If you are a physicist or an astronomer (and in the world of Analytics & Information Management, we have a few of these) you will be very familiar with the imbalance in the universe between visible matter - basically the stars and planets we can see, and 'dark matter'. Dark matter seems to make up much of the mass of the universe, but it's difficult to work out how to see or measure it.
It's much the same with data. A lot of the data we have is visible. Most of what you see through your SAP or salesforce interface, or your mobile banking app. Customer names & IDs, transaction values. Product codes and descriptions. By analysing this data we aim to get insights that lead on to business actions.
But, just like dark matter, there's a lot of hidden data out there, which may not be so easily analysed. And the volume of dark data massively outstrips the volume of visible data. This dark data is found in logs, in metadata, in text fields and documents, in video, in audio, in pictures. While visible data can be easily analysed in databases, this dark data needs some complicated extraction before it can be analysed.

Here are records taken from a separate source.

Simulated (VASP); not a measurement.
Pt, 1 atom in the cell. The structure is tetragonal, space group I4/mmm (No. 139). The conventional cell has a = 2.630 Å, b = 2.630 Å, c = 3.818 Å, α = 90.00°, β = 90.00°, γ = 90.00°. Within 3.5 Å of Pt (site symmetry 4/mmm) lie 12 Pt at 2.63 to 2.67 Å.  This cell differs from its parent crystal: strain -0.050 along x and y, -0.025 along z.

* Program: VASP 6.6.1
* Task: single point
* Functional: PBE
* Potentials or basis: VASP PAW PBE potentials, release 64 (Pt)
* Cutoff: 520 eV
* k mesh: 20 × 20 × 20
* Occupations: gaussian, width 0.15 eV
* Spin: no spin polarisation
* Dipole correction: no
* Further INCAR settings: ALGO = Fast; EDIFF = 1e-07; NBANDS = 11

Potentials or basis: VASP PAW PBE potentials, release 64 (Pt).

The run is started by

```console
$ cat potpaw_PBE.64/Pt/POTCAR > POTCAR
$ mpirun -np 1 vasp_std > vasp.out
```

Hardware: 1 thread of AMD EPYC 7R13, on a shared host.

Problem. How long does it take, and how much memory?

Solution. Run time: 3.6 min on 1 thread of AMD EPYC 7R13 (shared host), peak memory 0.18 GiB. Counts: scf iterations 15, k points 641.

There are different types of dark data. Take a message, such as a tweet. A tweet is 'dark' as it needs to have the language extracted so that a computer can analyse what is written in it. The metadata around the tweet is ‘dark’ also - the time of day sent, the @user, the #hashtag, the device, the location. Analysing the text in the tweet gives you an insight into what is being said, who said it, how happy or angry the sender is. The tweet may contain images or audio, which when analysed using image recognition tools can extract content such as descriptions or terms. Process metadata is ‘dark’. In an SAP system for example, the records of the metadata around the transactions – when data was created or changed (e.g. from ‘in progress’ to ‘completed’ or ‘sent back’) – can give insights using what we call ‘process bionics’ to understand exactly what volume of transactions do not follow the designed process and why.
I take a photo with my phone and post it on Facebook, sharing it with my friends. I have shared two types of ‘dark data’ - the post and photo itself and the metadata surrounding it – where and when the photo was taken and uploaded, and by whom. When it is 'liked', Facebook knows who I am connected to. It will aggregate this post with millions of other posts and photos to get insights that lead, in Facebook's case, to targeted advertising, or sales of insights to other companies.
Just like a sales transaction provides a record of a point in time, and only provides real insights when collected, aggregated and analysed together with other transaction data, the same is the case with dark data – it's not the individual message, transaction or document that provides a specific insight, but what it means in the context of wider patterns.
Last year we did just this for the digital platform of a major bank, helping the bank identify and drive actions that doubled customer engagement with the commercial digital app. The logs behind every web site or mobile site recorded the traces of each user's behaviour, so we were able to gain insights into which parts of the digital experience worked and which didn’t. The client was then able to change the design of the app and provide recommendations based on a combination of the visible data (transactions and balances) and the dark data (the logs, pages viewed, advice seen), leading to improved experience and banking service.